Let's move the conversation to the existing and still open ticket: 
https://issues.apache.org/jira/browse/TIKA-1334

:)

I'm really excited about this!


-----Original Message-----
From: Tyler Bui-Palsulich [mailto:tpalsul...@apache.org] 
Sent: Tuesday, May 2, 2017 7:20 PM
To: dev@tika.apache.org
Subject: Re: Tika 1.15

Thanks for the link. It looks like the UI is written with Angular and uses 
Elastic + static JSON. See 
https://github.com/USCDataScience/polar-deep-insights/wiki/Architecture.

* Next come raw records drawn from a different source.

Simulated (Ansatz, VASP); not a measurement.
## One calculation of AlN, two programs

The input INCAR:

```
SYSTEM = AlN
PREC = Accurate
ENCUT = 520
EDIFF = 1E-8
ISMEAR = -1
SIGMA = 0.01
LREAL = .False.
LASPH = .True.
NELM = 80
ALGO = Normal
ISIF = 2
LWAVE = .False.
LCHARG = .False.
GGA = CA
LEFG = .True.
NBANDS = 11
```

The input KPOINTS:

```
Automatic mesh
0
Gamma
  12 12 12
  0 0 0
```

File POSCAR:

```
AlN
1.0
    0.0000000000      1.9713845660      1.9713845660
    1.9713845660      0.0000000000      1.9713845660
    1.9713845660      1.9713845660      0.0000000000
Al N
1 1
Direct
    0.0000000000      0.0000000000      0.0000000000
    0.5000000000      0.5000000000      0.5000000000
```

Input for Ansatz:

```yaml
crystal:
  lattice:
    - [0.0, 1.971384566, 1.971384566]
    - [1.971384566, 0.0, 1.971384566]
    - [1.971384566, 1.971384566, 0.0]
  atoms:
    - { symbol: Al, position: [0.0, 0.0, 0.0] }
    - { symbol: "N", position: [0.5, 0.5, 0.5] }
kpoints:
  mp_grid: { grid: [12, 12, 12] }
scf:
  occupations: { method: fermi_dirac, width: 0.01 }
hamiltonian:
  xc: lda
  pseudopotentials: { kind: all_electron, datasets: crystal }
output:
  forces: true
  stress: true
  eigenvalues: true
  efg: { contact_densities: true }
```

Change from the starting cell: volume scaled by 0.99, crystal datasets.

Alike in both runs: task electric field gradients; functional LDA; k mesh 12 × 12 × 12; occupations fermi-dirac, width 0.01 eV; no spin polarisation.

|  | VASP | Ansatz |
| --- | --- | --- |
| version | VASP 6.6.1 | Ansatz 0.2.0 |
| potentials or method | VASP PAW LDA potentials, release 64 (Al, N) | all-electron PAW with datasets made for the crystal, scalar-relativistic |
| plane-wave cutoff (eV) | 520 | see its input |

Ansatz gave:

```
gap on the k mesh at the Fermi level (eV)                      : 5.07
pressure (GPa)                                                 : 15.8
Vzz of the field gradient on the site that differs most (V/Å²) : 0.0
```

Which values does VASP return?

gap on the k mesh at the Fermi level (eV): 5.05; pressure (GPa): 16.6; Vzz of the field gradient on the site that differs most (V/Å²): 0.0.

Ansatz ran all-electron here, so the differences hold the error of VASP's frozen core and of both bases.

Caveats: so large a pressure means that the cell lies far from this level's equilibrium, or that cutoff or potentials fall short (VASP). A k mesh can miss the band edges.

I also like d3. In general, I think we are on the same page the best option is 
a web based UI.

I see a few options to get data into the frontend:
1. Static JSON
2. JSON from a server (meaning the server runs queries (either built by the 
client or the server)) 3. Load a local DB (meaning the client runs queries)

From some quick searching, 3 seems like it has poor support. I could be wrong.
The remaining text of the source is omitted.